The Dow Industrials ended the week with an 800-point Whoopee Cushion bounce that recouped two-thirds of a 1300-point loss suffered days earlier. The swoon, exhilarating as it may have seemed to traders, will do little to brighten an economic picture that has gone from boom to gloom since mid-summer. One might think that the dark cloud of recession over China and Europe would have caused investors to lower their expectations for the U.S. economy. However, evidence that they care even a little about a global slowdown was nowhere to be found on Friday. Shares were up across-the-board, with the S&Ps tacking on a 40-point gain and the FAANG stocks in the rapacious grip of trade-desk madmen. Short-covering provided nearly all of the buying power, as it nearly always does, warning bears still on the sidelines to stay put for the time being.

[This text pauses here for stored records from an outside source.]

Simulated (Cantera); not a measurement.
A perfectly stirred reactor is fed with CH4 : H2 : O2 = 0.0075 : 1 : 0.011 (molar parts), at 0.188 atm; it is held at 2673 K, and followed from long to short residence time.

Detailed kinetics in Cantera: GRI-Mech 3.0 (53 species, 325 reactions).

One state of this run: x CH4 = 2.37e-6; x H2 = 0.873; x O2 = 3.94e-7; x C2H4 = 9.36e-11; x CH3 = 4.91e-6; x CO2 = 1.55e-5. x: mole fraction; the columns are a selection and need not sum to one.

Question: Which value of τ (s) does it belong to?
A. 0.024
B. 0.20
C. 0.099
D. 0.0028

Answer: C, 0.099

We had confidently expected the bounce to come from lower levels — specifically, from a 25,363 ‘Hidden Pivot’ target in the Dow that had looked certain to be achieved. Alas, the forecast seemed to miss by a not-so-trivial 380 points when the Indoos trampolined off 25,743. The jury is still out, however, since 25,363 will remain a valid price objective unless the rally exceeds 27,303. But it is usually a bullish sign when downtrending ABCD correction patterns fall short of their ‘D’ targets, as may have occurred here. Moreover, there is no reason to think that a deepening global downturn, impeachment mayhem and signs of a top in the U.S. economy will impair buyers’ bad judgment. For at the end of the day, the rally is not being driven by bullishness, but by urgent short-covering, a world awash in credit money, entrenched institutional mindset and a lack of high-beta alternatives.
Love That Bad News!
Although short-covering was the technical reason behind last week’s oversold bounce, the news media served up an explanation of its own that we can laugh at as we might the emergence of twenty clowns from an Isetta. So what was on investors’ tiny, febrile brains that might have justified their week-ending exuberance? Why, the prospect of more Fed easing, of course! Manufacturing, capital investment and consumer confidence falling off a cliff? No problem. As long as the securities world’s most useful idiots continue to believe that more easing is coming, bad news will be greeted as good news. You say the Fed governors have promised no such thing? Well, they don’t need to as long as Powell, when addressing his masters on Wall Street, remains on his knees.
Concerning the technical picture, we are still literally banking on Apple shares to tell us when the fat lady is ready to sing. The stock has an outstanding rally target at 243.68 (slightly revised from the 242.48 given here earlier) that looks very likely to be achieved. As long AAPL keeps progressing toward it, the ten-and-a-half-year-old bull market will endure. Yes, this is at odds with the prediction above that the Dow will fall to at least 25,363. But because I am much more certain about Apple’s bullish chart than the Dow’s bearish one, I’ll place my bets on the former for now.